Sponsored by the old Carolina Theatre, the Carolina Cup honored a top senior at Hendersonville High School. It was presented during the school's annual Move Up ceremony on graduation day.
"I remember I got four awards," said Staton, a retired attorney who has served as mayor of Flat Rock since 2007. "I got the Carolina Cup, which I certainly didn't expect. I was the Citizen of the Year, I got the Drama Award for my part in the senior play, and then I had a scholarship to Carolina." (He won the drama award in 1954 for his role in the senior play, called "The Little Dog Laughed.")
The cup honors a student for "excellence in character, citizenship and culture" —
"and my mother got a hoot out of culture," he said.
"I remember when I got it, my mother was of course very proud and she kept it on her mantle while I was in college and law school, and at some point after I was married and had moved into a house in northern Virginia it went with me and was stored in the basement," he said. "I never displayed it, and the last time I saw it, it was tarnished, almost black."
Fast forward to 2013.
A man walks into a bar. The bar has changed.
An architect in Washington, Bruce Trulio, frequents a restaurant and bar in Annapolis that had changed owners and gotten a makeover. Gone were the old signs and artifacts, like one might see at Binions Roadhouse or Cracker Barrel.
"When new owners came in they changed the décor, they did a little remodeling and his favorite bartender in that restaurant told him about the things on the mantle that had been thrown out and one of them was this trophy," Staton said. "And he asked the bartender if he could retrieve it, and he went out in the dumpster and found it and gave it to him, and he said, 'this looks like something that should be meaningful to somebody,' and that's when he started the effort to find me."

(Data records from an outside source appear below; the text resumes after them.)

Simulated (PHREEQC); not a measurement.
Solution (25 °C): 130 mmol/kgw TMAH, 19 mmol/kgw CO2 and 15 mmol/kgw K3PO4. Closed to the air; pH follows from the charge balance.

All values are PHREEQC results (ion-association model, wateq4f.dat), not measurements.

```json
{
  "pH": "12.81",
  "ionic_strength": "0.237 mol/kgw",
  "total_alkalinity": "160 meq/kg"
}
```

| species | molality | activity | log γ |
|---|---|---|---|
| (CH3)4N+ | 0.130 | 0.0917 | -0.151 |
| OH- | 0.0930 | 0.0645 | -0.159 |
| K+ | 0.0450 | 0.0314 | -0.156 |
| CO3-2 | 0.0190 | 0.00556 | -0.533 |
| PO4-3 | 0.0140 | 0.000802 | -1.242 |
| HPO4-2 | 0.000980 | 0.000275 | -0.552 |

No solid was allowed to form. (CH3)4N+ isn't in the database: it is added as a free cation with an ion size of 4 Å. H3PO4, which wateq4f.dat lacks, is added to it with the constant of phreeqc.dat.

Thanks to Google and the fact that he could read the name — Robert Vincent Staton — Trulio got a hit right away.
"I found you on the Village of Flat Rock website so just as a shot in the dark in my effort to contact somebody I got the right person," the architect told the mayor.
Staton says he has no idea how the Carolina Cup found a home in an Annapolis, denies at any time going on a bender and showing his trophy around town. He thinks it could have been left behind in a move.
"I hadn't seen it in years," he said.
He's glad to have it back. His wife, Jo, wants to clean it up and display it.
Staton spoke with Tom Orr, the 1957 winner of the Carolina Cup and later an HHS teacher for 30 years, who provided more history of the cup. When the Carolina Theatre closed, the school feared the honor would dissolve. Tom Shepherd came to the rescue, suggesting that it continue in honor of his aunt, Cecil Shepherd Kessler, a longtime HHS librarian. It became the Cecil S. Kessler Cup in 1988, and continues today. The 2013 winner was Desean Jackson, who is headed to Limestone College on a partial football scholarship.